North Korean leader Kim Jong-un on Friday blurred the line of the peninsula's decades-long division by inviting his South Korean counterpart to cross the border together hand in hand, in a symbolic move to position him as a key driver of reconciliation and peace.

The impromptu gesture before their landmark summit quickly narrowed the yawning psychological gulf between the two Koreas, which have been separated only by the 50-centimeter-wide Military Demarcation Line since the end of the 1950-53 Korean War.

In front of photographers and reporters jostling to capture his historic rendezvous with South Korean President Moon Jae-in at the truce village of Panmunjom, Kim exuded confidence with broad smiles that belied his underlying nervousness and provocative bent.

"I feel that (we) have fired a flare at the starting point ... the moment of writing a new history vis-a-vis peace, prosperity and North-South relations," Kim said before talks with Moon at the House of Peace, a South Korea-controlled building just south of the border.

North Korean leader Kim Jong-un speaks during a summit with South Korean President Moon Jae-in at the border truce village of Panmunjom on April 27, 2018. (Yonhap)

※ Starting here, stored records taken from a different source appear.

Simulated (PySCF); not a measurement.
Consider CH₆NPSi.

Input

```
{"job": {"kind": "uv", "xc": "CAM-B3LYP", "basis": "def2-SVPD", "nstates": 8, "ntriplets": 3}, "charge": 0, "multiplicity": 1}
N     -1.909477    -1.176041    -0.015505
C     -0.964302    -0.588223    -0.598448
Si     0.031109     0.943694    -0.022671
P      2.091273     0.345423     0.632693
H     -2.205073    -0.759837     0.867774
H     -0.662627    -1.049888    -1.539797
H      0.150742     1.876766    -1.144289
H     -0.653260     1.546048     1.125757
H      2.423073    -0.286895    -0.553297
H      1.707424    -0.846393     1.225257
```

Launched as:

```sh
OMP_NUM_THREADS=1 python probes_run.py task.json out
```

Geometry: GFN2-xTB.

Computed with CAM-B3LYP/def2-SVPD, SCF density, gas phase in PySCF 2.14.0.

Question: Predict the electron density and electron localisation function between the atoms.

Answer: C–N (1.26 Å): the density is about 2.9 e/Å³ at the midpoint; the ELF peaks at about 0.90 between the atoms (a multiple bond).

Flanked by top army and party officials, the 30-something leader intimated unchallenged authority at home, while apparently seeking to seize on the limelight to shed his negative persona built through years of nuclear and missile provocations, and menacing rhetoric.

Playing to the domestic gallery, Kim might want to position himself -- not Moon -- as the core initiator of cross-border trust, reconciliation and peace, while casting his country as a "normal" socialist state rather than an isolated pariah, experts said.

"For the domestic audience, Kim might seek to highlight that he is a leader strong and capable enough to take on the president of Asia's fourth largest economy," Park Hyeong-jung, a senior research fellow at the Korea Institute for National Unification, told Yonhap News Agency.

The dynastic ruler may also strive to use the keen media attention to cultivate an image different from a "short, fat Rocket Man on a suicide mission," a derisive nickname that U.S. President Donald Trump coined for Kim's proclivity for saber-rattling, the scholar added.

Inside his tightly-controlled country, Kim has been seen striving to craft a public persona as a strong yet avuncular leader, with state media highlighting scenes of him giving piggybacks to military scientists and walking hand in hand with others.

Kim's border crossing was a culmination of his peace offensive that started with sports diplomacy at the PyeongChang Winter Olympics in February, and gained traction with his summit with Moon and the planned tete-a-tete with Trump in May or June.

South Korean President Moon Jae-in (R) and North Korean leader Kim Jong-un cross the inter-Korean border at the Joint Security Area of Panmunjom on April 27, 2018 for a meeting with Moon that will mark the third inter-Korean summit. (Yonhap)

Kim's peace drive was also a reflection of his eagerness to lift his country out of its economic doldrums amid incremental international sanctions.

As witnessed in his ruling party's recent adoption of a "new strategic line" on economic reconstruction, shoring up the debilitated economy remains a core legacy task for the young leader who has so far focused on consolidating power by purging rivals and dissidents, and advancing his nuclear program.

Shoring up the debilitated economy remains the only unfinished part of the three-pronged vision to become an "economically, ideologically and militarily strong" nation. The North claims it has already become a powerful nation ideologically with its ideology of "juche," or self-reliance, and militarily with the "nuclear button" on Kim's desk.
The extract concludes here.